GPS analysis system

From GeodesyLab
Jump to: navigation, search

We use a GPS data analysis system based on the GIPSY software developed at JPL. Most of the GIPSY programs are called by shell scripts written by Jeff Freymueller. Using these scripts, we can analyze a large amount of data either as part of network solutions or in Precise Point Positioning (PPP) mode.

Documentation of Solution Strategies (new)

The links below describe our solution strategy as it has evolved over time.

1.0 1990s strategy.
2.0 Network solutions used from ~2002 through 2008.
2.5 PPP solutions but otherwise strategy 2.0
3.0 2010 new solution strategy

Where do you put RINEX files?

RINEX files should be put into the hopper, $RAWDATA/hopper. What, you don't have RINEX files yet? See RINEXing. Once files are in the hopper, you can either let the first processing stages happen automatically overnight (see next section), or run the autofront and autoclean programs manually.

What happens automatically?

Quite a lot.

Autoftp runs every night beginning at 6pm local time and fetches data files. These are placed into the hopper ($RAWDATA/hopper), a directory where all data files are put for entry into the system and processing. Autofront then runs at midnight to process all files in the hopper, including any placed there manually (from campaigns, for example). Finally, autoclean runs at 4am local to carry out automated screening for cycle slips and other bad data.

Autoftp

Autoftp is an efficient data-fetching tool that uses wget to automatically get data from any of several internet GPS data archives. It reads a list of desired sites from a request file, which contains the date in the filename, and attempts to find and download data from as many sites as possible. It is intended to run automatically on a daily basis under cron, and when acccompanied by another simple program to generate a standard request file every day, it can easily fetch a standard set of sites on a daily basis for analysis. Because it keeps track in the request file of sites that it has found already, autoftp can be run multiple times with the same request file and it will not repeatedly fetch data. This is ideal for the real world, in which data from some sites are available rapidly while data from other sites may require many hours or days to become available.

Autofront

Autofront is a script intended to run under cron that carried out the initial "front end" processing on a set of GPS data files. When executed, it will process all files in the hopper directory, and will place each resulting qm file into the appropriate week directory.

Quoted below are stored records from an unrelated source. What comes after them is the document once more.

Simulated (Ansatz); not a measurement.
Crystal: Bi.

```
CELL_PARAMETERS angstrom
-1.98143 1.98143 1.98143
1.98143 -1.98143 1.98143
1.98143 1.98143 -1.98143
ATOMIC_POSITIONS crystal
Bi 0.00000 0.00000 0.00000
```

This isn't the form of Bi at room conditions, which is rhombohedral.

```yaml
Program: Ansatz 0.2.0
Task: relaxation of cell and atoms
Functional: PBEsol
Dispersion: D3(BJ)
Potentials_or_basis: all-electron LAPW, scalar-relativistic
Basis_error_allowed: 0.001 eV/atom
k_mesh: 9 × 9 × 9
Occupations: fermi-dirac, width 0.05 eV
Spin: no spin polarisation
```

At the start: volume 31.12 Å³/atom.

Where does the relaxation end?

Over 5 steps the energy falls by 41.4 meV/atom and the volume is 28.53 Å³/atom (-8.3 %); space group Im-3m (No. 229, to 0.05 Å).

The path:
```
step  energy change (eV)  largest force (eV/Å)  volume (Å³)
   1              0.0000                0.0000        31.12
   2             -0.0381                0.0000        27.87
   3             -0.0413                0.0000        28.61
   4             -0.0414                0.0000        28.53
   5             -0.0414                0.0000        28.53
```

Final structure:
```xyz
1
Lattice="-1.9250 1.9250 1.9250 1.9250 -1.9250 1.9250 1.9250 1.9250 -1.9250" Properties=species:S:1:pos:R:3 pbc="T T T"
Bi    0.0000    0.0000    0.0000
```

Autofront runs the following steps 1. Checks on the validity of RINEX file and repair of some common problems. 2. Depending on receiver type, clockprep -fixtags 3. (optional, presently not default) PhasEdit 4. ninja

Autoclean

Autoclean carries out automated cleaning of cycle slips, based on point positioning solutions. It is quite effective and at present it rarely misses cycle slips unless they are smaller than its minimum tolerance (10 cm). Autoclean operates on an edit-request file, which contains the name of the directory (week directory) and a list of qm files that need to be cleaned. It will clean all files on the list as long as orbits and clocks are available, and it marks off files that have been cleaned so that it can safely be run multiple times.

Autoclean operates in an iterative mode. It's zeroth iteration is to do a pseudorange-only solution and identify and delete extremely bad pseudorange data. In this step it uses a tolerance that catches only grossly biased data. (Explain it). It then carries out 1 or more iterations of screening the phase data. In each iteration, it uses postbreak to identify discontinuities in the residuals of a point positioning solution. Postbreak is run with an adaptive tolerance (minimum 10 cm), and it is critical that my slightly modified version of postbreak be used. If any cycle slips are discovered, they are flagged and another iteration is run. Autoclean runs a maximum of 4 iterations on the phase data.

Where do the data files go?

Data files from each station are stored in the QM format that is native to GIPSY. QM files (and all other) files are stored in directories by GPS week. For each week directory there are several subdirectories; qm files are stored in $ANALYSIS/wwww/qm, where wwww is the 4 character GPS week number (with a leading zero if needed).

Running Static Solutions

In the flt directory for each week there will (hopefully) be a UNIX script called
make-*
This script runs another script called
standard_*_solution
which again runs another script called
solve
for each network of stations (see each subnet with Google Earth) for each day. The solve script runs solutions for each of these networks based on the data from sites in the network that are available in the qm directory.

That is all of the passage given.